I have accepted a job to replace some of the mud slills, rim joices and floor joices of a house with termite damage. The house was built in the early fifty’s and is clad with aluminum siding and I need to remove the bottom two to three courses for repairs and passing of materials under the house. What is the best way to remove this siding with out damage so as to reuse the siding when the job is done. The damage is located on the front of the house, so I would like the siding to match in color.
Repairman
Replies
Of course you know that AL siding dents if you even look at it funny, and with any siding you usually are better off removing from the top down.
But if you can start from the very bottom you can usually get a prybar under the bottom lip and pry out to loosen the starter channel, the bow the bottom siding piece out enough to pry it loose at the top. Once the top is loose, push the piece up to disconnect from the row above and repeat. When reinstalling, fasten pieces at the bottom by driving small galv casing nails through about every other drain hole on the bottom lip. Or if you have more than a couple of courses, install bottom-up and then fake the joint with the existing siding using the casing nail trick.

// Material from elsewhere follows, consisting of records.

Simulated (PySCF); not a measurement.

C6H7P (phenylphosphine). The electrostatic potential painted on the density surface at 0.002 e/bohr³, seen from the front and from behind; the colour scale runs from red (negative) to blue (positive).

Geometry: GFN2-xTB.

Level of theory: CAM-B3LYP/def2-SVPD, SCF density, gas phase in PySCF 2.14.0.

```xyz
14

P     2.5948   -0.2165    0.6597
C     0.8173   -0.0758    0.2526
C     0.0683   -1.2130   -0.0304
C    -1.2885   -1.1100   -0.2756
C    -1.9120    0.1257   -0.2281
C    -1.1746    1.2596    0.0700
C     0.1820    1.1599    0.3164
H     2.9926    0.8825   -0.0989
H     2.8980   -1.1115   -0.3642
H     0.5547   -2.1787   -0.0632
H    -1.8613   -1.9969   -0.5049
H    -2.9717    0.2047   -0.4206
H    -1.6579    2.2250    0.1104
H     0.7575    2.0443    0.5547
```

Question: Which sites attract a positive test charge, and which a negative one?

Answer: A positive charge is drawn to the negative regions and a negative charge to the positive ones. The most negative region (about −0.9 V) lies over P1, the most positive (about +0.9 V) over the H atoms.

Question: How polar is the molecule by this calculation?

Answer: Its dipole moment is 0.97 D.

Another approach (best if you have a replacement piece) is to use a sharp knife to cut through the AL just under the lip of the piece above. On reinstalling, if you have a new piece cut it's nailing flange off so it will slide up behind the existing piece, then fasten at the bottom. If reinstalling the original piece, caulk the top joint.
Good luck. Is the customer expecting it to look just like it did??
I wouldn't take the job without the customers understanding that the siding could well look a bit abused when the job is finished.
Rich Beckman
Another day, another tool.
And don't forget that you can paint AL siding with reasonably satisfactory results.
If Tyranny and Oppression come to this land, it will be in the guise of fighting a foreign enemy. --James Madison
I wouldn't expect the aluminium siding to survive your intended technique. I'd start at the top and strip the entire wall if I truly wanted to re-use the sidings and make it look good.
Some things are impossible.
blue
Our Skytrak is for sale. It has 500 hrs on it. We want 50k (you pay the freight) and we'll finance it. Drop me an email; it's a good buy.
Depending upon the condition of the siding...taking it off might only be half as difficult as putting it back on. The final course anyhow.
I'd start by removing the course thats five feet up....this way, you'll have plenty of room to work on the sills and stud connections and will allow you to replace sheathing with a full four foot run of plywood.
Use a vinyl siding tool to unlock the bottom of the course that lands at five foot. Carefully.....the Al. won't have the flexibility of vinyl. Once thats free start pulling nails and remove the lower courses top down.
Once repairs are made, try your best to replace siding, bottom up, so that top flange aligns nicely with the bottom course you left on.
If you're very careful, it can be done nicely.
I would however let the homeownr know that getting everything exactly as was is not guarenteed, and that matching the old will likely be impossible should you run into trouble removing or replacing.
Good luck.
J. D. Reynolds
Home Improvements
Built a big house back in the early 70's with aluminum siding. About two weeks after they moved in I got a call. The kids had spent the day bouncing baseballs off the house. It's just like working with vinyl and unzips the same way. A bit stiffer and will make you swear like a pirate. Watch your fingers and don't rush it. Pick a warm day and be exact when replacing, it doesn't stretch. A jar of Vaseline comes in handy.